Triple Consonants?
Some people say God’s miracles are to be found in the smallest details of the Creation. Not that I am a 21st century prophet or anything like that, but I think I found one of them.
It happened during my thesis writing. As I began to take this task more seriously and religiously, I became more preoccupied with so many colourful acoustic details that, at certain points, I felt like I was living in the Alice’s Wonderland. The box plot above, for example, is one of the many things that keeps puzzling me. It shows the contrast between singletons and geminates in Kelantan Malay in terms of the duration of consonant closures measured in milliseconds. As you can observe, there is a clear contrast between the two, with geminates produced three times longer than singletons. So, what’s the big deal?
Well, I remembered when I first found geminates in Kelantan Malay a few years earlier, I used to call them Double Consonants (as many native speakers of Kelantan Malay would have called them, too). These “doubling” events are evident in their gibberish written forms, like “kkabo” or “kkatok” (note the double consonants written at the beginning of these words). For many centuries (or perhaps throughout the course of human history), people go about doing their business and think that they simply double the word-initial consonants in their conversations to differentiate between “katok” (to hit) and “kkatok” (a frog). But, hey, let’s check the reality.
If we want to take the phonetic reality really seriously in its strictest sense, Double Consonants are no longer appropriate in this context. Note again that, in the box plot above, Double Consonants are not doubled. For God’s sake, they are tripled! (Should we start calling them Triple Consonants?). Come to think of it, there has been a clash between reality and perception here. Apparently, a lot of people have been cheated by the perception of their own speech. Sounds creepy, huh?
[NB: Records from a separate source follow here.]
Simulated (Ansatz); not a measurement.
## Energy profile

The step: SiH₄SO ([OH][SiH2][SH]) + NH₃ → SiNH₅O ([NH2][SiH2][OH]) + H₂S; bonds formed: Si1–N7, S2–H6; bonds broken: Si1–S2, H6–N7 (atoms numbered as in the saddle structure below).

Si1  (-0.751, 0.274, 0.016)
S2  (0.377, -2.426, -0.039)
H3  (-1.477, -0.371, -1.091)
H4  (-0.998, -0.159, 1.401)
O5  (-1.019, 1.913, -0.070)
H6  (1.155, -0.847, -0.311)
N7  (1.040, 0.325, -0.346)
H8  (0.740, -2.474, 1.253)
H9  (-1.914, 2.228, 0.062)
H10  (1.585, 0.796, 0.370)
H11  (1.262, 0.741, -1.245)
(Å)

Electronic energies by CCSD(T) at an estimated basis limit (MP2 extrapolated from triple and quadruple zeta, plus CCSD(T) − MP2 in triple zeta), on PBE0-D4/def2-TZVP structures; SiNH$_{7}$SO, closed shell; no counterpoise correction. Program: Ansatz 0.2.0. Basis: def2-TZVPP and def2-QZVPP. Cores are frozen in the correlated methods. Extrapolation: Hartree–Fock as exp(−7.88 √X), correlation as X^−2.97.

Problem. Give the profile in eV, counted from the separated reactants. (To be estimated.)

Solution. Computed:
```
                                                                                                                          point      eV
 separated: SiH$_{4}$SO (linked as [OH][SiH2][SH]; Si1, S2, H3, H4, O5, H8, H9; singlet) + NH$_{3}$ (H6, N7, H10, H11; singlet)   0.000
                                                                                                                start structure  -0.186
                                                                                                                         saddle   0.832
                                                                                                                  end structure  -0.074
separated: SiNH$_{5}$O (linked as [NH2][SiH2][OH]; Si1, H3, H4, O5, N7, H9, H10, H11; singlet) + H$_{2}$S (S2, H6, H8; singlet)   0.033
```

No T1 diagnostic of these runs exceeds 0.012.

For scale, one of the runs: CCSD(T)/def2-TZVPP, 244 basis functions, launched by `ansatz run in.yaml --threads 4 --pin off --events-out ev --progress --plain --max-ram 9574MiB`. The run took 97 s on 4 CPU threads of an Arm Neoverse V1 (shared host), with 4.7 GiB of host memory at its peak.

But, hold on, there is always something funny going on between the reality of the invisible world and human perception. There are millions of pixels in a digital picture, but do we really pay attention to each of them? A century-old painting in an art gallery has countless of brush strokes, but do we have to count each one of them to appreciate the beauty? Just like speech, we only take what really matters to us and what’s perceptually relevant so that we can go on with out lives talking about real stuff, not about some laboratory speech that might be fake after all. So, what the hell am I doing?
I don’t know yet. The phonologists might thank me later. But for now, bless those souls who are ignorant of the pain-in-the-ass truths, and may God save the PhD wannabes who go nuts digging into the mind-boggling details of the world (like me!). Still, it’s indeed amazing to discover God’s little secrets hiding and smiling knowingly behind those milliseconds of our everyday speech.